Ryanair warns of profit uncertainty as Iran war weighs on fares
Ryanair Holdings PLC on Monday reported a sharp rise in annual profit but warned it is too early to provide profit guidance for the new year, as the conflict in the Middle East has clouded its outlook.
The Dublin-based budget carrier said pretax profit jumped 36% to €2.42 billion in the 12 months to the end of March from €1.78 billion a year prior.
Total operating revenue climbed 11% to €15.54 billion from €13.95 billion, while total operating expenses rose 6.3% to €13.17 billion from €12.39 billion.
Diluted earnings per share for the year increased 40% to €2.04 from €1.45.
Higher revenue was supported by a 4.1% rise in traffic to 208.4 million passengers, up from 200.2 million a year prior.
‘With all 210 B-8200 ’Gamechangers’ now delivered, other income fell reflecting significantly lower delivery delay compensation in [financial 2026],’ said Chief Executive Officer Michael O’Leary.
Ryanair included an exceptional €85 million provision covering around 33% of the €256 million fine from the Italian Competition Authority, AGCM.
CEO O’Leary said Ryanair’s lawyers are ‘confident’ that the ‘baseless’ fine will be overturned on appeal.
‘The conflict in the Middle East has created economic uncertainty and we still don’t know when the Strait of Hormuz will reopen. Despite this, Europe remains relatively well supplied with jet-fuel, with significant volumes sourced from West Africa, the Americas and Norway,’ O’Leary added.
Ryanair said its ‘conservative’ jet-fuel hedging strategy will insulate group earnings in the volatile oil markets and ‘widen the cost advantage’ over EU competitors.
The airline said its year-end fleet of 647 aircraft should facilitate around 4% traffic growth to around 216 million in financial 2027.

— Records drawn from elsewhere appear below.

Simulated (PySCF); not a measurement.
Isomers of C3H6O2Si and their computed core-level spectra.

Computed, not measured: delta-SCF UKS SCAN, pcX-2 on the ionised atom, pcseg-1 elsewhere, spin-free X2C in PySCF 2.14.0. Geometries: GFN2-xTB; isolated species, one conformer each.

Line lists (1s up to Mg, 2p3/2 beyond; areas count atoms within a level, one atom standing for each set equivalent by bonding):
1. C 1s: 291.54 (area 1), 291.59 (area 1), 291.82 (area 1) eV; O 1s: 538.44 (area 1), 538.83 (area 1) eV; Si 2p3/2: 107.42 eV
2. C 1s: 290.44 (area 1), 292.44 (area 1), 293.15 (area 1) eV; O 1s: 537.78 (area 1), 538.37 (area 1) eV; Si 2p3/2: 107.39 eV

‘Demand (despite the current Middle East conflict) remains robust, although the booking window is closer-in than last year,’ O’Leary said.
Ryanair noted that the price of its unhedged 20% of jet fuel requirements has spiked due to the conflict, while EU environmental taxes are expected to rise by a further €300 million in financial 2027 to €1.4 billion.
With the first week of Easter falling into March, the firm said it expects first quarter fares for financial 2027 to be behind the previous year, which included a full Easter.
Second quarter pricing, from July to September, is now trending flat, but was previously forecast to rise.
‘Pricing in recent weeks has eased somewhat in response to economic uncertainty caused by higher oil prices, the fear of fuel shortages and the risk of inflation adversely impacting consumer spending,’ the company said.
‘With zero second half visibility and significant fuel price/potential supply volatility it is far too early to provide any meaningful [financial 2027] profit guidance at this time,’ Ryanair said.
The company warned that the final outcome for the year remains ‘heavily exposed’ to adverse external developments, including conflict escalation in the Middle East and Ukraine, risks to fuel supply shortages, higher for longer fuel prices, macroeconomic shocks and European air traffic control strikes.
‘We hope to be able to give shareholders a clearer picture on [first half] pricing and fuel costs during our Q1 results release in late July,’ CEO O’Leary added.
Ryanair said it has started discussions with O’Leary on an extension of his employment contract to April 2032. It is currently set to end in 2028.
The firm said the discussions have almost concluded. Under the proposed new contract, O’Leary will have a purchase option over 10 million shares, struck at market price before the Iran war related decline.
These options will only be exercisable if ‘very ambitious’ profit or share price growth targets are achieved.
Chair Stan McCarty and Senior Independent Director Roisin Brennan have agreed to remain on the board until September 2029 and 2030 respectively.
Shares in Ryanair were down 2.9% at €21.39 on Monday morning in Dublin.